Originally posted on 10.18.16 by Great Lakes Commission.
For immediate release: October 14, 2016
Ann Arbor, Mich. – The Great Lakes Commission (GLC) announced today that the first modern water quality trade between a crop farmer and a waste-water treatment facility in the U.S side of the Great Lakes basin was recently signed. The trade agreement, signed in the Fox River basin, near Green Bay, Wisconsin, was brokered by the GLC and is the culmination of a multi-year project known as Fox P Trade. During that time, the GLC worked with key stakeholders across the Lower Fox River watershed to test water quality trading as a potential tool to help reduce nutrient loadings into the Lower Fox River, which drains into Green Bay. Brown and Outagamie county land conservation departments partnered to connect the project with local farmers. Funding support was provided by the USDA Natural Resources Conservation Service through the Great Lakes Restoration Initiative.

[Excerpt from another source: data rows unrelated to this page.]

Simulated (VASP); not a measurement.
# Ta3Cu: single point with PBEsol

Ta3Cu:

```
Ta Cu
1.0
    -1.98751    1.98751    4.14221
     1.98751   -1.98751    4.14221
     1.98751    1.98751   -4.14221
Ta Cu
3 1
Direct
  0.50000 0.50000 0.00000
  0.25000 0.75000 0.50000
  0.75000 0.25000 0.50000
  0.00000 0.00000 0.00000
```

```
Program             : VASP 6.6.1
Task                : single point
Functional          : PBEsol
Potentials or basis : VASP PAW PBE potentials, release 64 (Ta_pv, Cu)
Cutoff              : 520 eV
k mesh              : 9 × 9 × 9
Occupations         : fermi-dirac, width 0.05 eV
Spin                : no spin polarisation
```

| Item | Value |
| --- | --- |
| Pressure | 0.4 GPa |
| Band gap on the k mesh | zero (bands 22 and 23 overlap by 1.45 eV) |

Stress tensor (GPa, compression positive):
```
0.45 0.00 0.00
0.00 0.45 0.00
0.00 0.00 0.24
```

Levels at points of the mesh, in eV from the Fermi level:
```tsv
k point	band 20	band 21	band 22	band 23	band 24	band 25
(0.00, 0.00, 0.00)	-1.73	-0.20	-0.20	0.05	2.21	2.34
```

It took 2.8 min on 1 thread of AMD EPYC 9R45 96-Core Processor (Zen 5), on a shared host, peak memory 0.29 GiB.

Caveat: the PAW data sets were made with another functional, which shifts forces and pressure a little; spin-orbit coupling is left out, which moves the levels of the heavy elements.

Farmer Bob Van De Loo (left) and Bill Hafs of NEW Water (right) shake on the first water quality trade in the U.S. side of the Great Lakes basin.
Representatives from the GLC, NEW Water, Fox-Wolf Watershed Alliance, WDNR, Outagamie County and NRCS gather to celebrate the trade.
Water quality trading is an innovative market-based approach to reducing pollution. Agricultural producers can be non-point sources of phosphorus into the Lower Fox and Green Bay, both of which suffer from multiple pollution problems, including excessive sediment as well as nutrients that cause harmful algal blooms. Reducing phosphorus use and associated runoff is largely a voluntarily action for farmers. Phosphorus also enters the watershed from industrial facilities and municipal wastewater treatment plants; however, most already have permits that limit how much pollution can be discharged into the water. When these permit holders face high costs to meet their permit limits, water quality trading can provide an opportunity for them to invest in potentially less expensive ways to reduce pollution entering the watershed.